In [None]:
from moviepy.editor import VideoFileClip, AudioFileClip
import glob
import pandas as pd
import pydub
import re
import os
from IPython.display import Video, Audio

# Speaker Segmentation

Here I will try to identify panel speech, so it can be cut out from the audio segment.

In [None]:
# Finding good example Audios

# Import tsst-data dataframe
tsst_data = pd.read_csv("/data/dst_tsst_22_bi_multi_nt_lab/processed/audio_files/tsst_data.csv", index_col=0)
sample_tokens = ["SS291122", "ML031122", "NE563556", "JB011222"]
panel_intervals = {"SS291122": [], "ML031122": [(133, 138), (196, 199)], "NE563556": [],
					   "JB011222": [(149, 151), (173, 176), (213, 215), (241, 244), (275, 278)]}

#### "Transcripts" of Sample Segments

**SS291122** male participant

| Time |  |
|-----------| --- |
| 4:15-4:25 | silence |


**ML031122** male participant

| Time      | <!-- -->    |
|-----------|-------------|
| 1:47-2:13 | silence |
| 2:13-2:18 | panel |
| 2:20-2:28 | silence |
| 2:39-3:16 | silence |
| 3:16-3:19 | panel |
| 4:08-4:14 | silence |
| 4:43-4:49 | silence |

**NE563556** female participant

| Time      |         |
|-----------|---------|
| 4:39-5:00 | silence |

**JB011222** female participant

| Time      |         |
|-----------|---------|
| 1:06-1:10 | silence |
| 2:07-2:29 | silence |
| 2:29-2:31 | panel |
| 2:36-2:53 | silence |
| 2:53-2:56 | panel |
| 3:06-3:10 | silence |
| 3:15-3:33 | silence |
| 3:33-3:35 | panel |
| 3:35-4:01 | silence |
| 4:01-4:04 | panel |
| 4:13-4:35 | silence |
| 4:35-4:38 | panel |
| 4:38-4:52 | silence |

In [None]:
display(tsst_data)

In [None]:
# Code to go through audio segments
participant = 19
sample_audio = tsst_data["TSST_audio_segment"][participant]
sample_token = tsst_data["token"][participant]
print(sample_token)
Audio(sample_audio)

### InaSpeechSegmenter

In [None]:
from inaSpeechSegmenter import Segmenter, seg2csv

In [None]:
segmenter = Segmenter(vad_engine='smn', detect_gender=True)
#segmenter = Segmenter(vad_engine='smn', detect_gender=False)

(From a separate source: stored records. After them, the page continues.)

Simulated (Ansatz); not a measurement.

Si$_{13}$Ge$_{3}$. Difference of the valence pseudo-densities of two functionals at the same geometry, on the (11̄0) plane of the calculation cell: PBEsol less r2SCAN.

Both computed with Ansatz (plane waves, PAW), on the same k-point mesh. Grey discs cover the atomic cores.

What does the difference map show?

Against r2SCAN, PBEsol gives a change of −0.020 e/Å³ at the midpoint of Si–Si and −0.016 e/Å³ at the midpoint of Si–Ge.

for sample_token in sample_tokens:
	sample_audio = tsst_data.loc[tsst_data['token'] == sample_token, 'TSST_audio_segment'].values[0]
	segmentation = segmenter(sample_audio)
	print(sample_token)
	print(segmentation, "\n")

**detect_gender=True**
Works well for male participants where the panel is correctly classified as female for both example audios with correct start/end times of the panel speaking. It does not work for females at all, there are many misclassifications (eg. 11times for NE563556) as male when there is silence or when the female participant is speaking. Even the start/end times are incorrect.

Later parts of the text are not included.